I basically just took the julia-parser.scm code and did a search for those symbols, then removed overlaps. Then cleaned up as described above.

1 Like

I’m not really a fan of overloading | for types. The | operator already means bitwise-or. Even if we relax the meaning of | from bitwise-or to logical-or, the meaning is still different from set union (for types). In Julia, especially in Base Julia, a generic function should have only one generic meaning, not two.

1 Like

Using the same name for two very different meanings — here | for both bitwise and and type union — is called “punning” and is generally considered to be problematic because it means that you lose all understanding of how some output will act given an expression like output = y | z without knowing about types.

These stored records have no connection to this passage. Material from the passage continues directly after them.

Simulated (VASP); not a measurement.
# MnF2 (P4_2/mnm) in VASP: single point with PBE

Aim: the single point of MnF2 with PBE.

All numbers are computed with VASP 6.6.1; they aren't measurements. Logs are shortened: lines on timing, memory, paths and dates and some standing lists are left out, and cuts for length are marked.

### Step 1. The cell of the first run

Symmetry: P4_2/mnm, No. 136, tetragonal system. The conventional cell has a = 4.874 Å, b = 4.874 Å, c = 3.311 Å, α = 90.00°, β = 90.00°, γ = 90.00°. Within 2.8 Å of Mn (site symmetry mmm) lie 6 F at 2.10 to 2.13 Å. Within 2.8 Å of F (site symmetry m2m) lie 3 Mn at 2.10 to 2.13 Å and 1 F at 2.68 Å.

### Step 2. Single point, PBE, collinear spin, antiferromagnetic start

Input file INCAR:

See, e.g., SciML Style Guide for Julia · SciML Style Guide for Julia : Functions mean one thing.

9 Likes

Just reuse union then: Int ∪ Float64 reads just as nice as Int | Float64, and there are no “puns”.

5 Likes

^ I will add my +1 that ∪ is also good! I would happily settle for it (but see points here)


I just want to emphasize that it is perfectly reasonable to say “I don’t like the look of it”. Some arguments against it in this thread seem to try to build some logical reason for why it we ought to avoid it. But aesthetics are a perfectly valid reason!

I think that | meaning both “bitwise or” and “this type or this type” is actually perfectly in line with this. And this is exactly why it is being adopted in many contemporary languages – | is not simply some symbol that wasn’t yet taken, it was chosen purposefully.

Maybe the missing piece for why some like it and some don’t is the following analogy:

(x ∈ A) | (x ∈ B) <=>  x ∈ (A | B) 

“x in A or x in B is equivalent to x in A or B”

This is sort of how I read | in code in other languages.

Many existing infix operators actually break this principle and mean fundamentally different things, like * meaning multiplication or string concatenation, ' meaning transpose or char, . meaning getproperty or broadcast. But | being “bitwise or” or “type union” is pretty much the same meaning but in the context of different input types.

2 Likes

I am not sure what you mean, but note that the ' in 'a' is not an operator, it is syntax.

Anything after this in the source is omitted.